Reported by Chris Butera

A new joint venture between the Employees Retirement System of Texas and the Pacific Alternative Asset Management Co. (PAAMCO) will seed emerging manager hedge funds as the Texas pension fund looks to grow its billiondollar emerging manager program.

The program, known as PAAMCO Launchpad, will invest $3 billion into the start-up funds, opening them up to other large-scale institutions unwilling to be the first to invest. As the emerging funds garner stability, the program will rotate some of the managers out in favor of others that need more support.

The seeding platform takes a unique route due to its teaming with a public pension fund from the get-go to seed the emerging manager hedge funds. Larger institutions tend to show up later, when the hedge funds have already somewhat established themselves.

Andrew Gitlin, a hedge fund veteran known for his near 30 years of seeding work, is in charge. His first venture was in the early 1990s with hedge fund AIG Capital. It was there that he began seeding. Gitlin had initially started the process like a fund of funds, but over a year and a half in, it had become a full-blown seeding operation.

“I started slowly pulling the money back from the outside managers and just [started] bringing guys and folks in-house and seeding them,” he said.

Gitlin ran AIG’s seeding business for 10 years, leaving to form his own hedge fund for several years before departing leaving in 2007 to work for a merchant bank with the Dubai government.

He told CIO that although he had walked away from the seeding model in the early 2000s, the financial crisis’ “cleansing of managers” who “didn’t belong in the business,” and a clearcut view of what the relationship between the seeder and the emerging manager looks like pulled him back in—and Texas with him.

At the time, Gitlin was working with Prime Allocation Group, a hedge fund advisory firm he founded when he met the folks from the Texas pension. The meeting sparked talks that would lure Gitlin back into the seeding world, launching the platform’s concept as well as who he’d like on the maiden voyage.

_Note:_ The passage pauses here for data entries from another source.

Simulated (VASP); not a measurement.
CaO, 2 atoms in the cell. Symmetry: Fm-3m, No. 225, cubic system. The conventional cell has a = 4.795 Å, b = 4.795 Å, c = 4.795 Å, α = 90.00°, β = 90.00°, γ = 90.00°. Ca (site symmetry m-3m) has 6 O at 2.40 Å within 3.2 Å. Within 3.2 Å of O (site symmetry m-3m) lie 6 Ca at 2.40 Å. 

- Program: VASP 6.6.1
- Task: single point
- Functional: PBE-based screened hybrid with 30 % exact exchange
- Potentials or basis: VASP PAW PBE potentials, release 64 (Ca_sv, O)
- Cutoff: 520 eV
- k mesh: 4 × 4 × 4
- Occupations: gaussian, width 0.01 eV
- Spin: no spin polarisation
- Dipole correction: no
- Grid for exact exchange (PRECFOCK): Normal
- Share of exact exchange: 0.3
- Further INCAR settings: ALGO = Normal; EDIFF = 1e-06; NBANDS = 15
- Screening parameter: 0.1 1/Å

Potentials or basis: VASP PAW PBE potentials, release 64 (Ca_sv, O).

“… I developed a relationship with Texas and knew that it was something they were looking at but they were looking for the right way to express their interest in the business,” Gitlin said. “I didn’t see it as sort of a black box business where you just create one big fund and you just tell people to be LPs, tell institutions to be LPs, at least the large institutions.”

For the initiative, Texas became involved following talks with industry professionals on how to meet its emerging manager program’s 10% target, and bring in greater returns in the EM arena. Their program began about six years ago, but the plans to get involved with and help develop PAAMCO Launchpad formed last year.

“In our opinion, it was just a natural evolution of our existing [hedge fund] program,” said Panayiotis Lambropoulos, who leads the program on the Texas side. “We started asking ourselves the question on whether or not it was time to examine what constituted an emerging manager in terms of hedge fund terms and whether or not we were missing opportunities by not expanding our search universe, if you will.” After talks with industry professionals, seeding firms, and outside stakeholders on how to approach the idea, Texas stumbled upon Gitlin.

Sharmila Kassam, the retirement system’s deputy CIO, told CIO that the fund has been trying to avoid running smaller manager programs in a silo. “I think that’s been one of the practices in the industry, but actually integrate it in the asset classes, so it’s a more established part of our investment program,” she said, adding that the exposure achieves a diversified stream of returns that the $28 billion Texas pension system wouldn’t get from a larger manager.

This fall, Texas and PAAMCO Launchpad will be holding their first emerging manager hedge fund event at KKR’s office in New York City. KKR merged with PAAMCO last year to form PAAMCO Prisma Holdings.

The event, which takes place October 2425, seeks to reel in talent for the program. At the gathering, Gitlin and company will chat about Launchpad’s mission, inviting 40 managers to come via an e-mail based vetting process. The chosen managers will be given 30 minutes to present their strategies and hedges to PAAMCO Launchpad and Texas officials. 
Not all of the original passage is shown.